Why You Should Balance Truth with Love
Truth and love should go hand in hand when we communicate with our spouses. Without that powerful balance, we can run into a lot of strife. If we only speak truth, without love backing up our words, we can damage closeness. If we speak only in love without any real truth, we won’t see much change or progress. I often picture Truth and Love walking next to us throughout our day, with forgiveness right on their heels.
I am not a naturally organized person. This has plagued me most of my years as a mother. I don’t keep lists and I detest meal plans. I miss appointments again and again—to the point where I’ve been banned from dentists’ offices. Those things just mock me and remind me that I am failing. I prefer to not see what I still need to do—ignorance really is bliss at times.

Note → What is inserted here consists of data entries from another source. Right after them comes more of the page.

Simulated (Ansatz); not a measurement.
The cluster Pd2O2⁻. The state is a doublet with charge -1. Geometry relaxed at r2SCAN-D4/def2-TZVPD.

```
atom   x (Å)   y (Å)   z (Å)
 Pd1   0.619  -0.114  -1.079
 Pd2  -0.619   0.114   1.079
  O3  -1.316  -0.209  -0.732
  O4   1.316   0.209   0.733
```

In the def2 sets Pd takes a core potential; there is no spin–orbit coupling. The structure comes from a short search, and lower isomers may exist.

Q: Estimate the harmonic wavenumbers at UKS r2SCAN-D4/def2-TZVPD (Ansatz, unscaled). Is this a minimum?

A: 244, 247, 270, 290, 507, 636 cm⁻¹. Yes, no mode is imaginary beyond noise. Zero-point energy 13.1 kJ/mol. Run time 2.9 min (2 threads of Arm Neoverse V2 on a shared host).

Speak truth with oneness in mind
I am more spontaneous fun loving. (Code for always late, and chaotic.) I even forgot my ten-year-old at soccer practice recently. He walked through the door after his coach drove him home and told me thanks a lot, because his coach had to bring him to a parent teacher conference with her. My husband could easily speak truth to me without love regarding these things. He would have every right to be frustrated and upset. Instead, after years of sanctification and maturing, he deals with me in understanding over this issue. He tries to help me be organized and he pitches in to carry the slack in these areas because he knows I do the same for him in areas of struggle for him.
There are times when we need to speak truth to our spouses. If you understand the power of grace and forgiveness in your own life, and forgive your spouse in your heart before you confront them about an issue, your spouse will be more likely to receive what you have to say. If you speak truth only to prove you are right, or to make yourself feel better, you will most likely find yourself in the middle of a fight. If you feel angry that your spouse has wronged you, and feel superior, you might receive backlash rather than understanding and a desire for change. It’s okay to feel angry or upset but before confronting your spouse, it is important to reflect on your own need for grace and forgiveness each day.
Love should cushion truth
If you find yourself avoiding truth in the name of love, you might find you have a shallow relationship. Avoiding conflict isn’t always the best way to live in harmony with your spouse. After time, bitterness can set in if you continually brush things under the rug. You can speak truth to each other when love is present. Even if you are discussing a serious issue, your heavy words will land softer in you speak them in love. If your goal in sharing truth is deeper intimacy, and a stronger marriage, then tell your spouse exactly what you want to say, and back it up with forgiveness and love. Share your heart with them and refrain from making them feel unworthy or belittled.
When we balance truth and love with a humble attitude, we spark intimacy and spur growth in our marriages. I remind myself that while I was dead in sin, and in need of a Savior, Christ loved me so much. The truth was that I was separated from Him, but he rescued me when He died for me. Truth, then Love. Failure, but forgiven. Let’s look through this lens as we walk through the process of forgiveness with our spouses each day, continually balancing truth with love.